Explaining What’s up with AI (Part 1 – What is Machine Learning?)

A friend of mine asked me to explain to him what’s going on with all this AI stuff. What should they know about it? etc.

This person is very smart but not technical in all the ways we computer people like to use that word so I wanted to try to create an explanation which requires almost 0 math or knowledge about computer systems. I’m not trying to turn them into an ML coder but just give them an intuitive understanding of what is going on in the field.

I’m going to blur and skip some details so this won’t be for everyone. Again the goal is intuitive understanding rather than accuracy.

Let’s get going:

Machine Learning

Before trying to really understand what are the latest developments in AI, it is important to start with just the concept of Machine Learning.

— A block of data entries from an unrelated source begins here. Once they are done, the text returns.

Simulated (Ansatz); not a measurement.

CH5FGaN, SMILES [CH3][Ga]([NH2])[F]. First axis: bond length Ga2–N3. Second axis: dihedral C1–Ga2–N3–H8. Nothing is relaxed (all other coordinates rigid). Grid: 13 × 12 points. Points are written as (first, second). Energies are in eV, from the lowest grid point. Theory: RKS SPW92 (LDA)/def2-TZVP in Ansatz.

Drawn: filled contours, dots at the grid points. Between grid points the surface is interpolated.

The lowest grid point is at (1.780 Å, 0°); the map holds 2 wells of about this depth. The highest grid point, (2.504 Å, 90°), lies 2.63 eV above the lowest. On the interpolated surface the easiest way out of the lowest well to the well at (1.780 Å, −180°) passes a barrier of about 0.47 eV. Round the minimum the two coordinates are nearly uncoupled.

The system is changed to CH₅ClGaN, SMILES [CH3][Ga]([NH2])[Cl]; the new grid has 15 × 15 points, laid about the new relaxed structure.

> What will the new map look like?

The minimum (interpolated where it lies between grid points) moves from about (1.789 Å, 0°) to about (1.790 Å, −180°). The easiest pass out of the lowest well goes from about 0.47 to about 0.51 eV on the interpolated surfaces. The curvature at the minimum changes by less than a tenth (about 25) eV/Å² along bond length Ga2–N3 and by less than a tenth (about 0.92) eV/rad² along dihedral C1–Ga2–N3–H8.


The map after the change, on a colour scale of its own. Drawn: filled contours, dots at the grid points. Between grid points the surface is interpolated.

Computers are good at “computing” things they are told to compute. People with specialized skills write computer programs that consist of steps for the computer to take. We call this sequence of steps an algorithm. These algorithms can transform inputs (like the prices of all the things you bought and your bank account balance) into outputs (the final resolved balance). Computers are very fast and usually reliable, so we are pretty confident that it’s going to give the right answers.

This kind of software has transformed almost every part of commerce and even our social relationships. We have continued to expand the scale and scope of these systems. As a result, the systems have become very large and complex, in some cases so complex that it is difficult for one human to understand all the parts of the system, but at least you can take it apart bit by bit and examine each thing individually and over time be able to reason about its behavior.

During this same time, computer scientists realized that this sort of system has its limits. It works best when the rules for what you want it to do are really well understood and specific, but not everything is like that.

What if you want the computer to write an essay or paint a landscape? How do you program this?

Let’s begin with something even simpler.

If you want to make a computer program that can tell you if a photo has a cat in it, then its not clear how you would proceed. What would you ask the computer to do? How do you tell it how to identify a cat vs a dog? What about a cat with only 3 legs? What about a stuffed animal or a cartoon cat? etc. People tried to make systems based on a bunch of rules around what they think makes something be a cat. This didn’t work out very well. We couldn’t always determine what the rules should even be. We didn’t have a good definition of Cat-ness that we could program into the computer.

The answer turned out to be something called machine learning. The basic concept of machine learning is pretty simple. You don’t start with a set of steps for determining if there is a cat in a photo. What you start with is a lot of photos where you have them labeled ahead of time as Cat or NoCat depending on whether there is a cat in the photo. All of this input (the photos and the labels) is used by the computer to learn over time how to tell which photos have cats and which do not. We still use an algorithm (or set of steps) to guide this learning but here the algorithm isn’t trying to compute the answer directly. Instead it is going through a set of steps to build something which can predict the answer. The algorithm processes this set of training images and constructs what we call a model that detects cats. This model is typically a combination of data and computer code that we say has been trained to predict something. We’ll explain this more in the next post but, once the model has been trained, we can then evaluate it by giving it a new photo and having it predict whether or not there is a cat in the image.

The more images you have in your training set, the better the model will be. If you only had 100 images (and maybe 30 with cats), it’s possible the model will only be a little better than random at guessing if there is a cat in an image. If you have 100,000 images, it’s going to likely be pretty good.

When people train models they usually keep the input data in at least two sets. The first set, which is usually larger, is called the training set, only this data is used to train the model behavior. The second set is generally referred to as the evaluation set. The evaluation set is used to check how good the model is at making predictions for things it has never seen before. Maybe our model correctly predicts there is a cat in the images of the evaluation set 86% of the time. This evaluation is important to know that it hasn’t just memorized the inputs that it has seen, it indicates that its learned something about cats that can generalize since those images weren’t in the training set. We’ll see more about this in the next post.

Some Key Points to take away

  • Machine Learning refers to a process where we ask a computer system to learn to make predictions about data by giving it examples of what we want.
  • More data along with high quality labeling of that data gives more accurate results in these predictions.
  • A well trained model does a good job of predicting the output even on inputs it has never seen before. It will never be perfect at this but then neither are people.
  • Training the model requires a lot of computer resources and can be very expensive for large models based on large datasets
  • Using the model to predict a result is way less expensive than creating the model in the first place.